Reactions to Cyber Safety Mixed


Public Speaker Jason Brand presents to Campo students on the dangers of cyber bullying in the big gym on Thursday.

Isabel Owens, Staff Writer

Jason Brand, a psychotherapist who specializes in the growing effects of “digitalization” on families, spoke to students in an assembly about cyber safety and the impact of technology in students’ lives on February 20.

In the assembly, Brand emphasized the importance of balance between the time spent online and outside life. He communicated his belief that while life shouldn’t revolve around technology, it can have many positive features, such as promoting communication skills, creativity, and moral and ethical values.

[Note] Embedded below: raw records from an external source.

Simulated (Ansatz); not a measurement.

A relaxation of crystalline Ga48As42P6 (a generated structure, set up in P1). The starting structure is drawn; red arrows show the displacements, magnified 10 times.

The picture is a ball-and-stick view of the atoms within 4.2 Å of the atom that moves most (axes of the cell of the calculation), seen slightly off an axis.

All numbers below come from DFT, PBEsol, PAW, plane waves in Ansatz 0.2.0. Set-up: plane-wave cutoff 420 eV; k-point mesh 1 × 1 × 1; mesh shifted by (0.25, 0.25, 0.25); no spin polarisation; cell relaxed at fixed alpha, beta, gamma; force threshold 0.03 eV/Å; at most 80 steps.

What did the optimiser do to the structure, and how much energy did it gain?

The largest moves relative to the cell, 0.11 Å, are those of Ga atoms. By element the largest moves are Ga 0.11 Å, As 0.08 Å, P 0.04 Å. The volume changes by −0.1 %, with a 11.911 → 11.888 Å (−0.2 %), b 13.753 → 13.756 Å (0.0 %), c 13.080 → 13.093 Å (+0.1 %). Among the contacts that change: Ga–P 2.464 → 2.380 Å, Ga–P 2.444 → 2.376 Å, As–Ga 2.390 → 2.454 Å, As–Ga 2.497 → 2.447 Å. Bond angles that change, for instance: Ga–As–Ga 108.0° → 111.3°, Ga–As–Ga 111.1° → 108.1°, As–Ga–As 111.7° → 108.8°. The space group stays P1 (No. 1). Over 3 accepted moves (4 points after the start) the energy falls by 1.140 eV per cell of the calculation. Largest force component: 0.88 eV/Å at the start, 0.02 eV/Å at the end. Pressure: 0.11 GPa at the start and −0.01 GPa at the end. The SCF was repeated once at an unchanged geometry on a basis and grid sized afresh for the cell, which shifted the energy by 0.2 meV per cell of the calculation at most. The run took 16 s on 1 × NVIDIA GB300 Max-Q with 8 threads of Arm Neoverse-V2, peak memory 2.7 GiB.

Instead of focusing only on the negative aspects of technology, Brand recognized that the internet plays an important role in the future of society, and it is this generation’s job to teach these skills to the older and younger generations.

Leadership worked with Brand to create classroom activities to support the ideas he presented. “There’s going to be something different for the frosh-soph and for the juniors and seniors. It will probably be very collaborative and very discussion-based,” said leadership advisor Dino Petrocco. They will present these activities to classes in March.

Campolindo leadership has never addressed cyber-related issues in an assembly before. Petrocco remembers his first years on campus, when only about half of students had cell-phones. But with advancing technology and increasing Internet usage among students, Petrocco believes that it is more important than ever for students to understand the responsibility of being safe on the Internet, and how to protect themselves from bullying or identity-theft. “I think this is a very relevant issue considering how much technology we’re connected to, from our phones to our iPads, or La Puma that’s online,” said Petrocco.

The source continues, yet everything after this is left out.